Tuesday, January 24, 2023



The new liturgical book for the Sacrament of Penance is coming out soon.

 Its first use date is Ash Wednesday, February 22, 2023. Its mandatory use date is the Second Sunday of Easter or Divine Mercy Sunday, April 16, 2023, after this date no other English translation may be used.

There are no bombshells, but the one that came out in the 1970’s was horrible and no one used what was printed for private confession (individual) and most stayed with the pre-Vatican II format.

The status quo is basically the same, but the full words of absolution have been somewhat revised.

Here’s the new and glorious English translation of the Absolution: 

God, the Father of mercies, through the Death and Resurrection of his Son has reconciled the world to himself and poured out the Holy Spirit for the forgiveness of sins; through the ministry of the Church may God grant you pardon and peace. AND I ABSOLVE YOU FROM YOUR SINS, IN THE NAME OF THE FATHER, AND OF THE SON, + AND OF THE HOLY SPIRIT. Amen.

Here’s the old and inglorious English translation of the Absolution:

God the Father of mercies, through the death and resurrection of his Son has reconciled the world to himself and sent the Holy Spirit among us for the forgiveness of sins; through the ministry of the Church may God give you pardon and peace, and I absolve you from your sins in the name of the Father, and of the Son and of the Holy Spirit. Amen.

There are still a variety of Acts of Contrition that the penitent can pray but a version of the traditional Act of Contrition is now included which was omitted in the 1970’s liturgical book. This prayer, even in Vatican II times, had a variety of improvisations and the penitent can still use those along with the archaic “Thee and art”. 

O my God, I am heartily sorry for having offended you, and I detest all my sins because of your just punishments, but most of all because they offend you, my God, who are all good and deserving of all my love. I firmly resolve, with the help of your grace, to sin no more and to avoid the near occasions of sin. Amen.

Of course, penitents are not limited to the options provided in the Order of Penance, and are free to express their sorrow with other prayers or even in their own words.

In terms of the liturgical celebration of the Sacrament of Penance, usually celebrated during Lent and Advent, the order is simplified and only one reading need to be read rather than the full panoply of readings you would have at a Sunday Mass. 
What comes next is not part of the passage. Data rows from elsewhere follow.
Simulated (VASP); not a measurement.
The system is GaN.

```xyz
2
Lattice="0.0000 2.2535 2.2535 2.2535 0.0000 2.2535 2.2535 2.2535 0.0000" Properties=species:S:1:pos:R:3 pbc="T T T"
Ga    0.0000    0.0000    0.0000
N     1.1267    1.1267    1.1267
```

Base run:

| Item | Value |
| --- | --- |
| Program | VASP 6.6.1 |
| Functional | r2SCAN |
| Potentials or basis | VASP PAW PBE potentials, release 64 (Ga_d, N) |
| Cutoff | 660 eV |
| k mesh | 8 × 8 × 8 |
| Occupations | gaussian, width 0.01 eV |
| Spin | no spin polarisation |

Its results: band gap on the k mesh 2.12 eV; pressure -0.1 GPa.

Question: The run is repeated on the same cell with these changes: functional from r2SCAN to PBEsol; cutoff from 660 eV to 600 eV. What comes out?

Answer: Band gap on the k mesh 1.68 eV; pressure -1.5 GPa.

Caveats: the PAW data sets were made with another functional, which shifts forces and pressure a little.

The basic structure of each Order is presented here, in parallel columns for the sake of comparison:

  Order for Reconciling Individual Penitents

I. Reception of the Penitent

II. Reading of the Word of God (optional)

III. Confession of Sins and Acceptance of Satisfaction

IV. Prayer of the Penitent (Act of Contrition)  and Absolution 

V. Proclamation of Praise of God and Dismissal of the Penitent

Order for Reconciling Several Penitents with Individual Confession and Absolution

I. The Introductory Rites • Liturgical Song • Greeting

• Prayer

II. The Celebration of the Word of God • Reading(s)

• Homily

• Examination of Conscience

III. The Rite of Reconciliation

• General Confession of Sins

• Individual Confession and Absolution

• Proclamation of Praise for God’s Mercy • Concluding Prayer of Thanksgiving

IV. The Concluding Rites

• Blessing and Dismissal



Fr. Michael J. Kavanaugh said...

I think I have heard eleventy-three hundred "versions" of the act of contrition in my 37 years of hearing confeseions.

ByzRus said...

Fr. MJK, I think I could add one to your list....late 70's vintage. Only one I can remember readily.

Mike Lutz said...

Act of Contrition circa 1955 as taught to us by the good sisters:

Oh My God, I am heartily sorry for having offended Thee.
And I detest all my sins, because I dread the loss of Heaven and the pains of Hell.
But most of all, because I have offended thee, my God, who art all good and deserving of all my love,
I firmly resolve, with Thy help of Thy grace, to confess my sins, to do penance, and to amend my life.

TJM said...

Bishops and priests who vote for the Party of Moloch should be denied absolution. They mock God

From Fr. Khouri said...

Father, I'm not sure how "poured out" and "grant" make the text more glorious.
It seems to me that this is rearranging deck chairs on the Titanic. Yes, "lex orandi lex credendi" but what difference do these word changes make to better express orthodox faith?

Mary said...

I say the Act of Contrition that I was taught in Grade 1 - 1956. I also say - Bless me Father for I have sinned. It’s been ?? Since my last confession and these are my sins. Too old to start changing things up now.

Fr. Allan J. McDonald said...

Mary, the 1970 version of the revision of individual confession did not work and was not implemented by most priests and penitents although I know I tried and many other priests tried. It simply did not work.

Most penitents today go to private confession as you do. “Bless me father for I have sinned. Most older Catholics and many younger Catholics say the traditional act of Contrition as Mike Lutz describes it and so do I. But even in pre-Vatican II times there were variations on it as the new rite now has.

The only charge I see happening is that the priest, if he remembers, has to change one word in the longer from of absolution, “poured out” instead of “grant.” No big deal. “Pour out” conjures up a different image in my imagination than “grant” which is more juridical sounding to me, where as pour out, reminds me of our baptismal washing. Not sure what the Latin word is from which we find an equivalent English in either forms.

Fr. Dismas Sayre, O.P. said...

It would be even *more* glorious if they returned to capitalize the "H" in "his/him" for God.

TJM said...

I have fond memories of the priest giving the absolution in Latin!